Bokk Review: A Place to Belong by Paul Miller


Read and reviewed for Front Street Reviews

When eight year old Paul sees his parents returning early from a trip to Florida, the last thing he expects to hear is that his family will be getting smaller, as he and his parents move to Florida. The move means leaving his older siblings (who are married or grown enough to support themselves), and his mentally disabled brother Johnny in Detroit, MI. Paul finds his world spiraling out of control as the move to Florida turns into a zigzagging trip across the country. When they reach California, life settles down enough to allow Paul to return to school, make friends, and hope that the constant uprooting will end.

Then Paul’s mother dies, leaving him with a father who is becoming more violent, and unstable. Believing that his wife had been cheating on him, and that Paul knows who the supposed boyfriend is, he beats Paul for not answering his questions. Paul, deciding enough is enough, borrows the bus fare back to Detroit from one of his older brothers. Unfortunately for him, no one in his family wants him back.
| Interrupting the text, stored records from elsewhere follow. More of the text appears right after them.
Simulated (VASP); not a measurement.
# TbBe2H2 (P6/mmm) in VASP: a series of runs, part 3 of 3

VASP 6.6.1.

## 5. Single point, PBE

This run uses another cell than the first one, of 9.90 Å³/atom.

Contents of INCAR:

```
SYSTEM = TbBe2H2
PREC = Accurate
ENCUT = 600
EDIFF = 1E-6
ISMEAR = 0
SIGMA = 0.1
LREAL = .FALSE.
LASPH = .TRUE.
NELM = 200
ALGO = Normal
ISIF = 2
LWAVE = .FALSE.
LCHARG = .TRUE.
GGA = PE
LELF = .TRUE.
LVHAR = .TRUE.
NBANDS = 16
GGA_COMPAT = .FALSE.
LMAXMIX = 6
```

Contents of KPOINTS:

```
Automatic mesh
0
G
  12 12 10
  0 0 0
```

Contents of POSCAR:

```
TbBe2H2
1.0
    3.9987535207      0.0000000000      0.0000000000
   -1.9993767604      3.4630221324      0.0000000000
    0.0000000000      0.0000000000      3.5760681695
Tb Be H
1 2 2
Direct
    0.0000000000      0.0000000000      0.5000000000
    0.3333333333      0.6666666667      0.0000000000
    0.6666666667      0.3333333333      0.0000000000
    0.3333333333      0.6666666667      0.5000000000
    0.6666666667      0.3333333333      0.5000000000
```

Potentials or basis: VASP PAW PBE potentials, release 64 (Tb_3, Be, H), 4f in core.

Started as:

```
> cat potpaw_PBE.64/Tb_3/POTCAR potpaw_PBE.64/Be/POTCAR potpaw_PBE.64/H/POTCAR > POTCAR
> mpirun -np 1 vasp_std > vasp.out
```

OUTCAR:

So, he lives in an unhappy situation at his sister Mattie’s house until he finds himself with a choice to make. To stay in Detroit, living with family who don’t want him, or to move to Dearborn, MI and become the foster child to a childless couple named Montayne. Paul chooses the latter, moves and stays with them for a year, until his itch to wander kicks in, along with the slow failure of the Montayne’s marriage.

Paul leaves to hitch hike across the country. He goes from Michigan south, and then heads west again. Finally he finds himself back in California, in the town where his mother died, and his father still lived. Paul was given a chance to try and come to some closure with his father, find out why they had moved so much and to try and find what he wanted with his life.

A Place to Belong is a story of a young man whose life has been turned into turmoil.
We witness Paul as he deals with abandonment as his parents leave him alone for days and weeks at a time, and slowly get caught up in a life of petty theft. It isn’t until Paul meets some very spiritual people in his travels that he starts praying to a god that has suddenly become a more friendly and approachable being. This book deals with some pretty heavy issues as Paul struggles to find the strength in him, and a place where he will finally belong. I found the book to be gripping, and found myself feeling for Paul as his travels bring him from a confused boy of eight to a sixteen year old finally finding his place in the world.

1 comment:

Sandra said...

Male teens aren't usually my first choice in main characters but this one has my sympathy right away. Based on your review, I would read this book.